There is also the nurture side of the equation -- the environment in which we were raised. Mark Zuckerberg's dad cites some key tenets of how he helped raise Mark and the impact it may have had on Mark's success as an entrepreneur.

And then there's 15-year-old Rachel Zietz. The high school sophomore honors student and lacrosse player from Boca Raton, Florida, started her own durable line of lacrosse equipment at only 13 years of age in 2013.

In her second year of business, she achieved revenues of $1 million. (This is where the "humbling" part joins the eager-to-learn part for me.)

How did she do it? After taking a rigorous 33-week course at the Young Entrepreneur's Academy in Boca Raton, she entered the local competition. Even though she didn't win, it got her started on some initial fundraising to build her business.

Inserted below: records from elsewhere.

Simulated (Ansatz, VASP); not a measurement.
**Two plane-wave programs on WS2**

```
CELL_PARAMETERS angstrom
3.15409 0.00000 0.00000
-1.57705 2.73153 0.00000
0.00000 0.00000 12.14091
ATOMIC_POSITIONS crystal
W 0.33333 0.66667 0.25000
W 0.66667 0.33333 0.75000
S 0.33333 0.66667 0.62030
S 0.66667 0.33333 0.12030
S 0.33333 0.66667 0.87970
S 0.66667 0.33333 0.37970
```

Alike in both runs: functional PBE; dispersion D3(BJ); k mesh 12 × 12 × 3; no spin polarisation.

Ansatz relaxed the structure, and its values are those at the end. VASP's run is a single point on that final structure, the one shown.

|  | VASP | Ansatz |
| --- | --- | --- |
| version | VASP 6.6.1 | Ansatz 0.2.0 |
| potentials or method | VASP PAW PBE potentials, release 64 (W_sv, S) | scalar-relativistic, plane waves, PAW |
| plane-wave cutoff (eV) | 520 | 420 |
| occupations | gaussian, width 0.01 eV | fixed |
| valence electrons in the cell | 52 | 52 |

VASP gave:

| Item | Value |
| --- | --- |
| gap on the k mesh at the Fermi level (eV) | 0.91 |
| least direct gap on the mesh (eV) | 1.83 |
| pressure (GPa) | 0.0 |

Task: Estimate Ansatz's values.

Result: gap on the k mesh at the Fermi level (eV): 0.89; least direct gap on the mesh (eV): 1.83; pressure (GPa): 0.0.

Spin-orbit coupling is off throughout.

And she was smart enough to get some help and watch others close to her who were entrepreneurs themselves -- including her parents, who started their own financial services company and modeled the work ethic, passion, and business savvy required to succeed.

There are a few key things that we can all learn from this 15-year-old -- or at least be reminded of if we've lost sight of them as we battle through some of the daily grind required to run our businesses:

Opportunities present themselves as problems.

Rachel experienced a problem in a sport she loved, but she recognized the problem was also an opportunity.

There was a gap in the market, and instead of complaining about the gap, she filled it.

Judging by her year-two revenues, others saw the gap, too.

Bring passion.

Once I read about Rachel, I started looking at other "Kidpreneurs." I wondered if they had common perspectives that all of us grownup entrepreneurs could learn from.

They did. They all cited incredible passion for what they did -- whether it was making lemonade, computer software, or lacrosse equipment.

It may seem obvious, but this message is refreshing and important because it's easy to feel like we are losing the passion for what we started while pushing through parts of the work we may not particularly like (for me, it is the client invoicing and follow-up process).

As the CEO of a company I consult with recently said to me:

"Working for money is hard. If I didn't have incredible passion for what I do, I don't think I could do this job."

Put another way, Rachel says:

"...passion is the key to success and it is what drives you to work through obstacles and challenges in your way."

Use all of your resources.

Rachel took advantage of the local entrepreneurial competition in her area. She didn't win. Simply by participating, though, it created her opportunity to start building the financial grounding she would need.

She also paid attention to what her parents did as entrepreneurs. Every resource out there can have some payoff for you, even if in unexpected ways -- so pay attention and learn from others.

The other day, when my 15-year-old son told me and my wife he wanted to start his own computer and tech-support company to service the neighborhood, we were enthusiastically supportive. After all, without him in the house, we'd be one router malfunction away from never having internet again.

But before letting him get started, I asked him to reflect on three key questions that I admitted to him had been reinforced for me by a story about someone his own age.

  1. Could he articulate what gap his business was filling in the market?
  2. Did he truly have passion around this?
  3. What resources could he use to make it happen?

If he could make a good case, we'd greenlight him.

So he went off and did his homework. A week later, he presented a compelling case to the board of directors (me and my wife), and was given the go-ahead to get rolling. He's already secured three clients.